# The Vanishing/Exploding Gradients Problems

## Definitions:
- vanishing gradients: gradients get smaller and smaller as the algorithm progresses down to the lower layers (closer to input layer); as a result, the gradient descent update leaves the lower layers' connection weights virtually unchanged, and training never converges to a good solution
- exploding gradients: (generally surfaces in reurrent neural networks). It is when the gradients can grow bigger an bigger until layers get insanely large weight updates and the algorithm diverges


## Preface:
- The backpropagation algorithm works by going form the output layer to the input layer (foward feed then backward feed)
- After computing the gradient of the cost function with regard to each parameter in the network, the agorithm
- DNNs suffer from unstable gradients; different layres may learn at idely different speeds.
- Vanishing/exploding gradients were the reasons why DNNs were mostly abandoned in the early 2000s


## Problem: 
- Caused by a combination of logistic sigmoid activation function and the weight initialization technique that was most popular at the time (a gaussian distirbution with a mean of 0 and a std. dev of 1)
    - this activation function and initialization scheme caused the variance of the outputs of each layer to be must greater than the variance of its inputs
    - Going forward int he network, the variance (how far each number in the set is from the mean) keeps increasing after each laye runtil the activation function saturates at the top layers
    - the logistic function has a mean of 0.5, not 0, which makes it perform slightly worse than hyperbolic tangent (tanh) activation function
- In the logistic activation function when the inputs are large (negative or positive) the value is extremely close to 0 or 1 and the derivatives are extremely close to 0.
    - With such a large variance at the top layers (the ranges are far away from the mean of 0.5), there would basically be no gradient to propagate back through the network's lowest layer.
    - The small gradient that exists will keep getting diluted as backpropagation progresses down through the top layers, so nothing gets left for the lower layers (**thus vanishing**)
    
    
## Solution:
- Glorot and Bengio (the ones who discovered the cause of the problem) propose a way to alleviate the problem so that the signal flows properly in the forward direction when making prediction and properly backwards when backpropagating gradients
    - Don't let the signal die out, nor make it explode or saturate
- they propose that: 
    1.  the variance of the inputs and the outputs of each layer should be the same
    2. gardients have equal variance before and after flowing through a layer in the reverse direction
- It is **not actually possible** to do both unless # of inputs == # of neurons (*fan-in* == *fan-out*)
- Compromise that works:
    - **connection weights initialization: random where fav_avg=(fan_in+fan_out)/2**
        - called the *Xavier initialization or Glorot initlization
            - normal distribution with mean - and varianc sigma^2=1/fan_avg
            - or uniform distribution between -r and +r, with r=sqrt(3/fan_avg)
- different activation function have different initlizations and variance requirements (activation functions, initlizations, normal distrib variance):
    - No activation, tanh, logistic (sigmoid), softmax -> Glorot init -> 1/fan_avg variance
    - ReLU + variants -> He init -> 2/fan_in
    - SELU -> LeCun init -> 1/fan_in
- "*He initialization*" - the initialization strategy for the ReLU activation function and its variants
    - the weights are initialized keeping in mind the size of the previous layer which helps in attaining a global minimum of the cost function faster and more efficiently
    - The weights are still random but differ in range depending on the size of the previous layer of neurons
    - This provides a controlled initialization hence the faster and more efficient gradient descent

#### Keras default: Gloot initialization + uniform distribution


#### Changing initializations of a layer:

In [None]:
from tensorflow.keras.layers import Dense

Dense(10, activation="reslu", knernel_initializer="he_normal")

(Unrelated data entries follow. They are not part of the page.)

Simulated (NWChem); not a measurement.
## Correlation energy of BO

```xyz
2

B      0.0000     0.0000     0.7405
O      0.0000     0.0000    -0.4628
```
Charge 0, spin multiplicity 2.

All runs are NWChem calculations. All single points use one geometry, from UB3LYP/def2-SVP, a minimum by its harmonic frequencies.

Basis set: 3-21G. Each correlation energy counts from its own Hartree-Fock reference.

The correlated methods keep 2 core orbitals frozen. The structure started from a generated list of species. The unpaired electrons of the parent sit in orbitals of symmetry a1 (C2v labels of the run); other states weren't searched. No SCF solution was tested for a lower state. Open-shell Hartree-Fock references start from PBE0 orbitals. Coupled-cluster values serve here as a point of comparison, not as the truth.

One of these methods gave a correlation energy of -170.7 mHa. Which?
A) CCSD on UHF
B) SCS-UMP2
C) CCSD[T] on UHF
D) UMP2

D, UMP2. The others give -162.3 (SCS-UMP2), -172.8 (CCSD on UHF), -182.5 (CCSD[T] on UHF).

# Nonsaturating Activation Functions
- Unstable gradients were caused partly by poor choise of activation function was discovered by Glorot adn Bengio
    - ReLU activation function work well in DNN because it does not saturate for positive values

### Problem with ReLU:
- **dying ReLUs:**
    - neurons lose the ability to output anything other than 0 during training
        - can be caused by a large learning rate
    - It dies when its weights are tweaked so that its weighted sum (input W*X) is negative for all instances in the training set
        - *Does the bias make it 0?*
        - Gradient descent won't afect it anymore because its gradient is zero when input is negative
        
### Solution for ReLU:
- **Leaky ReLU**
    - LeakyReLU_alpha(z)=max(alpha*z, z); *"_alpha is a subscript"*
    - hyperparameter **alpha** defines how much the function "leaks"
        - It is the slope of the function when z < 0
        - typically set to 0.01
        - Small slope ensures that leaky ReLUs **never die**, but they can go into a long coma with a chance to wakeup
- Leaky variants of ReLU always outperformed strict ReLU activation function
    - randomized leaky ReLU (RReLU)
        - alpha is picked randomly in a given range during training and is fixed to an average value during testing
    - parametric leaky ReLU (PReLU)
        - alpha is allowed to be optimized during training so it can be modified by backpropagation
- **Exponential Linear Unit (ELU)**
    - outperformed all ReLU variants in the author's experiements
        - reduced training time
        NN perfomed better on the test set
    - **ELU_alpha(z) = alpha(exp(z)-1) if z < 0 else z**
    - **ELU vs ReLU:**
        - takes on negative values when z < 0 which allows to mean output to be closer to 0 to help alleviate the vanishing gradients problem
            - alpha (usually set to 1) defines the values that ELU approaches when z is a large negative number
        - Nonzero gradient for z < 0 which avoids dead neurons
        - if alpha = 1 (large negatives converge to -1) then the function is smooth everywhere including z=0 (there is an inflection in strict ReLU), which speeds up Gradient Descent sine it does not bounce much to the left and right (no abrupt change in slope?) of z=0
    - **Drawbacks:**
        - Slower to compute than ReLU and its variants b/c of exponential computations w/ the exponential function
            - Faster converge rate *during training* compensates for it though
        - Slower test time than ReLU
- **Scaled ELU (SELU)**
    - scaled variant of the ELU activation func.
    - If a NN is built exclusively on a stack of dense (all neurons in prev layer connects to all neurons in current layer) layers, and if all hidden layers use the SELU activation function, the the network will **self-normalize**
        - self-normalize: the output of each layer will tend to preserve a mean of 0 and an standard dev. of 1 during training, which solves the vanishing/exploding gradients problem
    - Will often significantly outperform other ativation functions for NNs (especially DNNs)
    - **Conditions for use:**
        - Input features must be standardized (mean of 0 and standard dev of 1)
        - Every hidden layer must be intialized with the LeCun normal initialization
        - The NN must have sequential architecture, so it excludes RNNs and networks with skip connections (e.g. Wide & Deep nets). Otherwise, SELU will not self-normalize
        - SELU can help CNNs as well.
        

### So which activation function to choose?
- **SELU > ELU > leak ReLU (and variants) > ReLU > tanh > logistic**